This is how new social networking sites are changing the reach of the statesmen of our time!
The diplomatic world is considered to be one of protocol and discretion, yet an increasing number of foreign policy officials and diplomats are conducting their business in the most public way possible, on Twitter.
On the morning that Ratko Mladic appeared before the UN war crimes tribunal, the British Foreign Secretary William Hague took to Twitter to issue the kind of diplomatic broadside of which his predecessor, Viscount Palmerston, would have been proud.
“Syrian leaders should reflect on the sight of Mladic in the dock today – reach of international justice is long.”
Palmerston, the 19th Century British statesman who served both as foreign secretary and prime minister, was famed for his gunboat diplomacy. Hague, a prolific tweeter, was practising a 21st Century variant: e-diplomacy.
Like Hague, Carl Bildt, Sweden’s foreign minister, is also fluent in this new diplomatic tongue. During the government crackdown on demonstrations in Bahrain last year, he took to the Twittersphere to berate his Bahraini counterpart: “@khalidalkhalifa Trying to get in touch with you on an issue”
With its 140-character limit, Twitter hardly lends itself to diplomatic nuance. But its abbreviated form, in harness with its hashtag hieroglyphics, can also make it powerfully direct.
The popular social media site is just one of the online tools that governments are increasingly using to extend their spheres of internet influence. The web can help deliver consular advice, explain policy, and reach and engage with new audiences. It can also be used to issue admonishments and warnings and, on occasions, help solve problems.
The acknowledged leader in this field is the US State Department, which now boasts more than 150 full-time social media employees working across 25 different offices. It uses familiar sites like YouTube, Facebook and Twitter, as well as local equivalents, such as VKontakte in Russia. Ambassadors and other State Department employees are encouraged to establish an online presence.
A recent training session at the headquarters in Foggy Bottom even saw a classroom full of diplomats being schooled in social media techniques by a 20-something intern. The advice: “Go ahead and give it a go.” Already more than 900 diplomats at US missions around the world have heeded that advice, and are using social media as part of their day-to-day diplomacy.
Fergus Hanson, from the Lowy Institute in Sydney and an expert in e-diplomacy, eavesdropped on that Foggy Bottom session. “The State Department is really creating what is effectively a media empire that could soon be the digital equivalent of old school international broadcasters like the BBC,” he says. “But they not only see it as part of a broadcasting strategy, they are looking at the wider potential.”
Social media acts like an early warning system of emerging social and political movements, he says. It is also a way of reaching online opinion formers, and a means of correcting misinformation very quickly.

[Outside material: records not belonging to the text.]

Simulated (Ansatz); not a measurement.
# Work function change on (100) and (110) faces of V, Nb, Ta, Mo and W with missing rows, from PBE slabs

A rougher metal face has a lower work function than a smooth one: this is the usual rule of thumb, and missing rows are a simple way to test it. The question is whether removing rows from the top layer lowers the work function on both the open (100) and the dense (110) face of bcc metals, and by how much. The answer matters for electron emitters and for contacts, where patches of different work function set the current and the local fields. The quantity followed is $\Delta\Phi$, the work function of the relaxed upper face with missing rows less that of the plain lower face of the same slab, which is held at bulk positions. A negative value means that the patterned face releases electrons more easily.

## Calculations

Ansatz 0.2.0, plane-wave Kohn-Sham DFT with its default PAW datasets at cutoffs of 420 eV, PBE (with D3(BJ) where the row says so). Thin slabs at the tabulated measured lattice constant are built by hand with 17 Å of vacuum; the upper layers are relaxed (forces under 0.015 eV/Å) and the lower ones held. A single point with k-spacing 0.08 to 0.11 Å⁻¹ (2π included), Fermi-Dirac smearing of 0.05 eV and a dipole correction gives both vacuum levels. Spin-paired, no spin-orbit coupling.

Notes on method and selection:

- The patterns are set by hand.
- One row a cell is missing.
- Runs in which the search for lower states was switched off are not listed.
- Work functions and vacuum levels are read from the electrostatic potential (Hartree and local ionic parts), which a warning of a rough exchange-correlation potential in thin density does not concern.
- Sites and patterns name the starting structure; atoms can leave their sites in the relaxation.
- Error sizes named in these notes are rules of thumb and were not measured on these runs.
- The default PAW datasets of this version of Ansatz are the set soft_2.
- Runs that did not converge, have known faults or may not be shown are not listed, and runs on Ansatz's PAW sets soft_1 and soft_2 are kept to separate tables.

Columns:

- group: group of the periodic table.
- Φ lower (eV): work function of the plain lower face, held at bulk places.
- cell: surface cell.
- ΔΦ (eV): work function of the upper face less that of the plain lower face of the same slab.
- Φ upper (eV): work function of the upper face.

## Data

The State Department now has an internal version of Wikipedia called Diplopedia, which has more than 14,000 entries. To encourage internal networking, there is also an equivalent of Facebook called Corridor – in the look and feel, the two are strikingly similar – which has over 6,500 members.
The State Department also uses a form of crowdsourcing to come up with solutions to problems. For instance, it went online to ask its employees for cost-cutting ideas. A diplomat in China, who suspected that electricity was being stolen from the US embassy compound by nearby residents tapping into a wire, proposed setting up a meter to chart its usage. It not only showed that neighbours were stealing electricity, but that the energy company was overcharging. The discovery saved tens of thousands of dollars.
In its public diplomacy, the State Department has taken to the web to advise on how people can circumvent restrictive firewalls and beat online government censorship.
“The US thinks internet freedom will be one of the defining issues of this century,” says Hanson. Indeed, the fight between an open and closed internet has been likened to the Cold War fight between capitalism and communism. Here, Washington has not only been critical of China. It raised objections to Australia’s plans to introduce an internet filter, and was not impressed when David Cameron raised the possibility of shutting down social networking sites during situations like the 2011 London riots.
Since publishing a landmark study on e-diplomacy in March this year, Hanson has been contacted by countries such as China and Russia who are looking to benefit from his expertise. Smaller nations, like Ireland and New Zealand, are also looking at the potential of e-diplomacy, partly because it is so inexpensive and can help overcome the problem of geographic remoteness.
For the British Foreign and Commonwealth Office, blogging has been useful in shedding its famously stuffy image. Recently, Paul Madden, the High Commissioner in Canberra, informed readers on his blog that he had seen Scotland win its first rugby match on Australian soil for 30 years.
Greg Dorey, the ambassador to Ethiopia, reported on the country’s largest private equity investment to date: a brewery. “Today was about beer,” he wrote. “And as Benjamin Franklin put it, ‘beer is proof that God loves us and wants us to be happy.'”
But most e-diplomacy is far more serious. Peter Millett, the ambassador to Jordan, used his blog to describe a recent scene at the Syrian border: “The man was clearly traumatised after crossing the border from Syria. His eyes wide, he told us that he had seen his sister and her seven children murdered by regime thugs.”
Some foreign ministers have gone for a very chatty style of tweeting.
As well as chronicling his diplomatic travels, Bob Carr, Australia’s new foreign affairs minister, has been known to inform his 15,000 followers what he has just had for dinner. Recently, it was tender kangaroo cooked over a bed of fresh tomatoes, ginger, herbs, fennel, brussels sprouts and herbs, which he judged to be “terrific.”
He also links to his personal blog, Thoughtlines, which offers film and book reviews. Kevin Rudd, Carr’s predecessor as foreign affairs minister, tweeted about the health of his cat, Jasper. The Australian Department of Foreign Affairs and Trade, however, has been slow to grasp the potential of e-diplomacy. It maintains just one twitter feed, and has been reluctant to unleash its diplomats on the blogosphere.
E-diplomacy certainly carries risks. Even experienced practitioners, like the Swedish foreign minister Carl Bildt, have run into trouble. Ahead of this year’s World Economic Forum in Davos, he drew criticism for what many thought was an insensitive missive: “Leaving Stockholm and heading for Davos. Looking forward to World Food Program dinner tonight. Global hunger is an urgent issue! #davos.”
Hunger and a slap-up meal did not sit happily side by side. In the argot of the Ttwittersphere, the tweet was judged a #fail.
Some prefer to maintain a diplomatic silence. Hillary Clinton, despite investing heavily in harnessing the power of the internet, does not tweet.
But e-diplomacy is the talk of foreign ministries the world over, as foreign affairs is increasingly conducted in 140 characters or less.